Olivia Moultrie, 13, becomes the youngest girls soccer player to go pro: 'I was born for this'
“My dream is that I want to be the best soccer player ever. Period,” Olivia Moultrie said in Nike video.
At just 13 years old, the soccer prodigy is well on her way to do just that.
At seven years old, Olivia Moultrie started intensive soccer training at a local soccer academy, later switching to home school in order to free up more time for practice. By age 11, the California native accepted a full scholarship at the University of North Carolina becoming the youngest girl soccer player to publicly do so.
Now 13, the soccer phenom is going pro. On Monday, Moultrie announced that she had signed a deal with Wasserman Media, a sports agency that represents athletes in the NBA, NFL, NHL soccer and more. She also signed a multi-year endorsement deal with Nike.
Although the terms of her contract with the iconic sports brand are unknown, Moultrie has previously been featured in Nike campaigns. Moultrie made a brief cameo at the end of Nike’s newest “Dream Crazier” ad that premiered at the 2019 Academy Awards alongside acclaimed female athletes like Simone Biles, Chloe Kim and Serena Williams. Additionally, Nike produced an entire video feature on the young soccer player as a part of their “Just Do It” campaign in 2018.
“I want to be known as a great player, not just for a girl, but a great footballer,” Moultrie told Nike, expressing admiration for prolific athletes like Serena Williams and Christiano Ronaldo. “It should always just be about the soccer— not about whether you’re a girl or a boy, it’s about whether you can play.”
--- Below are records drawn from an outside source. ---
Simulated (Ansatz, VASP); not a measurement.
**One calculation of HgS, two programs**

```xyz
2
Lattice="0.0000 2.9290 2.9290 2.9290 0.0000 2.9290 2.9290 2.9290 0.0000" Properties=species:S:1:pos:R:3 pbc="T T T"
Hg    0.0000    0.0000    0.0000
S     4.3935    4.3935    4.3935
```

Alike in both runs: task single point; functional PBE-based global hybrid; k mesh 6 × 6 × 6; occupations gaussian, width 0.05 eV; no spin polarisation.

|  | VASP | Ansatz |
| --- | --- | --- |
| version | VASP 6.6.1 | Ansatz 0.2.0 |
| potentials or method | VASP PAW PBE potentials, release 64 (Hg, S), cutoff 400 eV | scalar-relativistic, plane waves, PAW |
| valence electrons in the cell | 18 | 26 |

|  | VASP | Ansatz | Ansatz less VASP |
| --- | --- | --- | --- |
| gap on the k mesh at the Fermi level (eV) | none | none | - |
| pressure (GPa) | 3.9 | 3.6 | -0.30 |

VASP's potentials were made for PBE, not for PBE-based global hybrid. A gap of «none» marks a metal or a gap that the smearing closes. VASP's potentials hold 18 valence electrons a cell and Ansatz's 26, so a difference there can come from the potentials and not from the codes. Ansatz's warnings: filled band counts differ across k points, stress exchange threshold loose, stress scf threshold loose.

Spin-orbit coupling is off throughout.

Many individuals online expressed surprise at the news on account of her age. However, Olivia’s father K.C. Moultrie had hinted in an interview with the New York Times a year ago at the possibility of his daughter going pro. “I think if you’re truly, truly elite, if your goal is to be a world-class player and a pro and, in Olivia’s case, to be the best player in the world, there’s no way it’s better to play college than it is to play full time.”
Last year, Moultrie participated in several training camps with some of Europe’s major clubs including Olympique Lyon, Paris St.-Germain in France, and Bayern Munich in Germany. Her new agent at Wasserman Spencer Wadsworth explains further that “it’s just a shift in women’s sports.”
“You see it more and more now where women’s soccer is catching up to the men’s side, and there’s more opportunities for them,” Wadsworth told the New York Times.
Although declining to disclose the terms of Moultrie’s deal with Nike, Wadsworth did reveal that Moultrie’s deal with the sports brand is “worth more financially than a four-year scholarship at a top university, generally valued at $300,000.”
While Olivia’s trajectory of foregoing her college athletics eligibility is an outlier in the girls’ soccer world, this is not the case in men’s pro soccer. Fourteen-year-old Freddy Adu famously signed with D.C. United in 2004. More recently, 15-year-old Leo Torres joined USL’s San Antonio FC earlier this month.
Because of current FIFA and National Women’s Soccer League (NWSL) rules barring female players under the age of 18, Moultrie has some years before she can sign with a professional league in Europe or in the U.S. However, the Oregonian reports that she will be moving from her hometown of Santa Clarita, Calif. to become a developmental player with the Portland Thorns FC, a women’s professional soccer team.
Some individuals have expressed concern that going pro at a young age may result in the soccer phenom “burning out” or being “over-hyped.” However, for those who have followed Moultrie’s prodigious career, the move came as no surprise.
“When I started treating every day like an opportunity and training to be a professional, I really fell in love with the process of trying to become great,” Moultrie told Urban Pitch in 2017. “The truth is I’ve wanted to be a pro and the best for as long as I can remember and that is my number one goal. I feel like I was born for this.”
“And,” Moutrie added. “I love being able to prove people wrong.”